From Fatal Pictures, written and directed by Richard Powell, starring: Bill Oberst Jr., Robert Nolan and Mateo D’Avino. When a father, Gordon, connects with a stranger who has similar interests online, he embarks on an ill-fated road trip with his son to indulge a secret passion.
The actors here do well to perform in such a way where you automatically know how you should feel about these characters, particularly Oberst Jr.’s Denis, every little movement and inflections of his voice, direct the audience to exactly the reaction you should have from this character. The same goes for Nolan as Gordon, which is particularly useful to give context to the story without having to actually make it too obvious with over the top dialogue or actions. Nolan particularly does well in emanating a sense of almost pity for his character, while at the same time making you unsure whether or not you trust him.

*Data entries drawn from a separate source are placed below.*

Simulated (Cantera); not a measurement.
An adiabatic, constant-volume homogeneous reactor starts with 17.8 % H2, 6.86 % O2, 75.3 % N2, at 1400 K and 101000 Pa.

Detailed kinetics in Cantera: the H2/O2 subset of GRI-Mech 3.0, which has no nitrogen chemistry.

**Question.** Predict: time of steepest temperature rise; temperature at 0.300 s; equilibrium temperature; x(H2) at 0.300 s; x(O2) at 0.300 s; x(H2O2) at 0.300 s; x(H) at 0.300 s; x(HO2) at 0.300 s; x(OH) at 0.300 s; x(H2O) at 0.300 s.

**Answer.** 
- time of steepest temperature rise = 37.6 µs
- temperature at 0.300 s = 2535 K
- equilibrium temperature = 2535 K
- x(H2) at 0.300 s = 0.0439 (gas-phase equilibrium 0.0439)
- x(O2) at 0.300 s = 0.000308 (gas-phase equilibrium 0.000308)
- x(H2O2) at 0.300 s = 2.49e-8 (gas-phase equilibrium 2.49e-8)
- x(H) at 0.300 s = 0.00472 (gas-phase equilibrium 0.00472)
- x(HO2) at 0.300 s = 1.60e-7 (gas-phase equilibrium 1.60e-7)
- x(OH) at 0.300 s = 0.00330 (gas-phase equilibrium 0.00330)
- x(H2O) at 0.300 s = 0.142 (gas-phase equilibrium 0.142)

The film opens strongly and immediately grabs your attention, using its dark setting and ominous tone to peak your curiosity as to the millions of possibilities of what could be happening. Leaving so much for the audience to try and decipher for the first half of the film is definitely one way in which it succeeds, it creates an air of mystery and danger while impressively not physically having to do too much. You can also instantly feel the tension, as an audience you may not know what will happen but you know it’s not good, keeping you gripped to the screen. As the film develops it begins to evoke the classic reaction of “What the hell?”, stepping into territory which feels akin to that of classic B-movies while avoiding going into the realm of ridiculous, holding onto that curiosity and mystery. In the same sense, it also harbours an intention to make the audience uncomfortable, which is particularly effective when considering the underlying tones and themes of abuse and predators. The film does have a slight issue when beginning to reveal its plot, it comes across as one rather large leap rather than a gradual introduction which does temporarily jolt the enjoyment of the film.
Overall the film creates something interesting, it’s almost a hybrid of a dark mystery and a monster B-movie which is not an unlikely pairing and does work successfully. There’s also some wonderful production value on effects which add a great deal to the experience. In some respects it’s almost difficult to describe but it’s certainly worth watching.